2 Corinthians 8: 16 – 24
But thanks be to God who put in the heart of Titus the same eagerness for you that I myself have. For he not only accepted our appeal, but since he is more eager than ever, he is going to you of his own accord. With him we are sending the brother who is famous among all the churches for his proclaiming of the good news; and not only that, but he has also been appointed by the churches to travel with us while we are administering this generous undertaking] for the glory of the Lord himself and to show our goodwill. We intend that no one should blame us about this generous gift that we are administering, for we intend to do what is right not only in the Lord’s sight but also in the sight of others. And with them we are sending our brother whom we have often tested and found eager in many matters, but who is now more eager than ever because of his great confidence in you. As for Titus, he is my partner and co-worker in your service; as for our brothers, they are messengers of the churches, the glory of Christ. Therefore, openly before the churches, show them the proof of your love and of our reason for boasting about you.
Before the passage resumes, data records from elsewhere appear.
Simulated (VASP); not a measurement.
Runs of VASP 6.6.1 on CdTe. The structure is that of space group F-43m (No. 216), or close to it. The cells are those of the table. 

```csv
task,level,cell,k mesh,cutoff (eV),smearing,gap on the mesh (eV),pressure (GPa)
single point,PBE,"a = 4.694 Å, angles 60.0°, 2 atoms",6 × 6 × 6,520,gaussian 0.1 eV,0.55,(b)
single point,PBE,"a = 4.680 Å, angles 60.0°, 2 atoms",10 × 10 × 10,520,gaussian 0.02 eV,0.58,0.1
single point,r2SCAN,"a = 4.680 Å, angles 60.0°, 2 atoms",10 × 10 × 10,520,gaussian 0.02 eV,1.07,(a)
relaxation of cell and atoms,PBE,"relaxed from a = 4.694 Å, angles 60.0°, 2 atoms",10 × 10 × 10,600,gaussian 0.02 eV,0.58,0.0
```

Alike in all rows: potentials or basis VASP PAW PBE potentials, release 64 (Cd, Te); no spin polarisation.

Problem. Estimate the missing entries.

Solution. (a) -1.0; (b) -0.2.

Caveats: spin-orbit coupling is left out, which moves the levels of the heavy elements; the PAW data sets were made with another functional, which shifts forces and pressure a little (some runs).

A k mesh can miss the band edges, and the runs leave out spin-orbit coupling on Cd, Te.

Paul says that he is confident of the Corinthians’ generosity, but he also spends two whole chapters of this letter making sure that they keep to their avowed intention to join in with the gift to the churches in Judea. He sees this ‘generous undertaking’ as being for the glory of God and to show off the goodwill of the more gentile churches towards Jerusalem. Paul and the other churches are even sending valued representatives to encourage the Corinthians in their giving. It’s clear that Paul knows what he considers to be ‘right’ and equally that he’s determined that his proteges, the Corinthians, will do what is right not only in God’s sight, but in the sight of everyone.
Does it matter what our motivation is for doing the right thing, or even for preaching the right thing? If we do something because we think that we will look good in the sight of others, is that less valuable, than if we do it to honour God? After all, as Christians, if we do the right thing, for whatever reason, others will see what we do as the Christian path and that can only be positive.
Why, then, do I feel uncomfortable about doing the right thing, in order to get the approval of others? Is it because I owe so much to God, that I should be doing what God wants with no further reward? Or is it because we should aspire to having not only the mind of Christ to know what is right, but also the character of Christ to do what is right, even when that’s not what we want, for whatever reason. Maybe this is splitting hairs. If we can discern the right thing to do and do it, then we will be honouring Christ, for that is what he did. (Matthew 26: 39).
we ask for the gift of discernment.
Give us the mind of Christ to know what is right
and the character of Christ to do what is right, however reluctantly.
May the doing of what is right become a holy habit.
as we learn to walk your way
and aspire to live the life of Jesus today.